Discover: What’s Around The Corner For Merchant Payments?

For merchants, divining the future of payments — in essence, anticipating what’s next — means looking around corners, thinking about what consumers want, and will want and then laying the technological groundwork ahead of time.

And in an interview with Karen Webster during a recent PYMNTS Masterclass, Amy Parsons, senior vice president of global acceptance at Discover Financial Services and its payments brand, Discover Global Network, said taking the long view means merchants need to change the very way they think about payments.

As she told Webster, payments are no longer just a cost of doing business but can drive top-line growth, if approached strategically and holistically by companies.

“Payments,” she told Webster, “are really a part of your business between the initial ‘point of consideration’ for a consumer and when they actually buy something. Payments are right at that pivotal point of that transaction activity.” Merchants, of course, want to remove any disruption that might keep transactions from being completed.

And for merchants, she said, it’s imperative to give consumers a choice among a range of payment options and to offer real-time payments among those options where available.
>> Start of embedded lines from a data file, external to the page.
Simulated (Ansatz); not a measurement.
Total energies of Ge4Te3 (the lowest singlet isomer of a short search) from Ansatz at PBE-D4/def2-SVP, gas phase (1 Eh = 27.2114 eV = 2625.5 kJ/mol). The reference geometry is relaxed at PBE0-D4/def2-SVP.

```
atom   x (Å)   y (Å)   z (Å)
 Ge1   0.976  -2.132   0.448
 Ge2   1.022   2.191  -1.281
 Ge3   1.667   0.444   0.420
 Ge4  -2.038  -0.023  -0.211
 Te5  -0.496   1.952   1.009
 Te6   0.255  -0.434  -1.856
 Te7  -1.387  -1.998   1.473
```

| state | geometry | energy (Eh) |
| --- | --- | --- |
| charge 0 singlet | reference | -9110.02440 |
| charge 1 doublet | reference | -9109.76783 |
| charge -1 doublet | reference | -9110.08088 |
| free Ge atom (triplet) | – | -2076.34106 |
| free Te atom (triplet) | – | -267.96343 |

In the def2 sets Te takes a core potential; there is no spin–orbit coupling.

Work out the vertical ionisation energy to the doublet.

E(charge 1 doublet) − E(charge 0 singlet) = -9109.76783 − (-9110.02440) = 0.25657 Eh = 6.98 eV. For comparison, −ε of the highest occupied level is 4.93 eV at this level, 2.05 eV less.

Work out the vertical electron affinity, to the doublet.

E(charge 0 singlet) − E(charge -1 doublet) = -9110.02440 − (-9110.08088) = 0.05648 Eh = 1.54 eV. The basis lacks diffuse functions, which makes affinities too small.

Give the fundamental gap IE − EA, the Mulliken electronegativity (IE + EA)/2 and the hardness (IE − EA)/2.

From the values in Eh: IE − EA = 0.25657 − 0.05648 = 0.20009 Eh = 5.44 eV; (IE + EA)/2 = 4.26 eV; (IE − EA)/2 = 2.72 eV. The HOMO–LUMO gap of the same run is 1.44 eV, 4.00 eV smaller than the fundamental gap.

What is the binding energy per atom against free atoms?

Payments have to be established within the experience merchants are trying to create around their brands, Parsons told Webster, so that while consumers are engaging with the brand, payments feel natural and a part of the process.

It used to be the case that bringing consumers and merchants together could be done in what Parsons termed a traditional straight line, where issuers sent cards to consumers and providers sent point-of-sale devices and terminals to merchants.

“These things [the consumer, the technology and the merchant] met in the wild, at the point of sale,” she told Webster, “and operated well together.” Now the commerce landscape has shifted, continued Parsons, and consumers create, live and transact in the digital worlds and the physical realm, across an ecosystem that is curated and controlled.

To get a sense of how omnichannel flows of transactions — and data — have blurred the lines of commerce, she offered the example of big-box retailers that have expanded what can be done on mobile devices.

For those merchant-consumer interactions, she said, in-app payments are just part of a more seamless process. Now, she said, consumers can search for an item, find the store in which it is located, find directions to the store and even pinpoint the aisles and shelves where the item is — with laser precision to speed the transaction along. And, she said, retailers have become adept at featuring other items commonly bought by that consumer, “that happen to be right down the road from you.” It’s a continuum that reinvents the retail experience, she told Webster, and enables transactions at any point along the journey.

Regardless of where consumers are transacting, Parsons said, they expect payments to be speedy, and they expect payments to be secure.

Merchants must use consumer protection and data security as baselines for how they interact with individuals, Parsons said, before they tailor any other parts of the consumer journey, or deploy machine learning and natural language processing to, for example, present consumers with value-added services.

“You want to make sure that consumers feel comfortable with the way you are using their information, that it is something they think is OK,” she said.

The proliferation of multiple channels of engagement and numerous points of attack for fraudsters means merchants navigate an increasingly complex technological landscape.

To bridge the digital and physical retail settings, she said, merchants must seek to create what Parsons termed “an ecosystem of partners.” The ecosystem should be one wherein each partner brings expertise in different products or services — everything from inventory tracking to loyalty programs — and allows the merchant to focus on the end-user experience.

Done well, with the correct ecosystem in place, she said, the merchant “can create a stream-of-consciousness effect around the customers. The channels don’t matter to them, and it’s all about making their lives simpler — and easier.”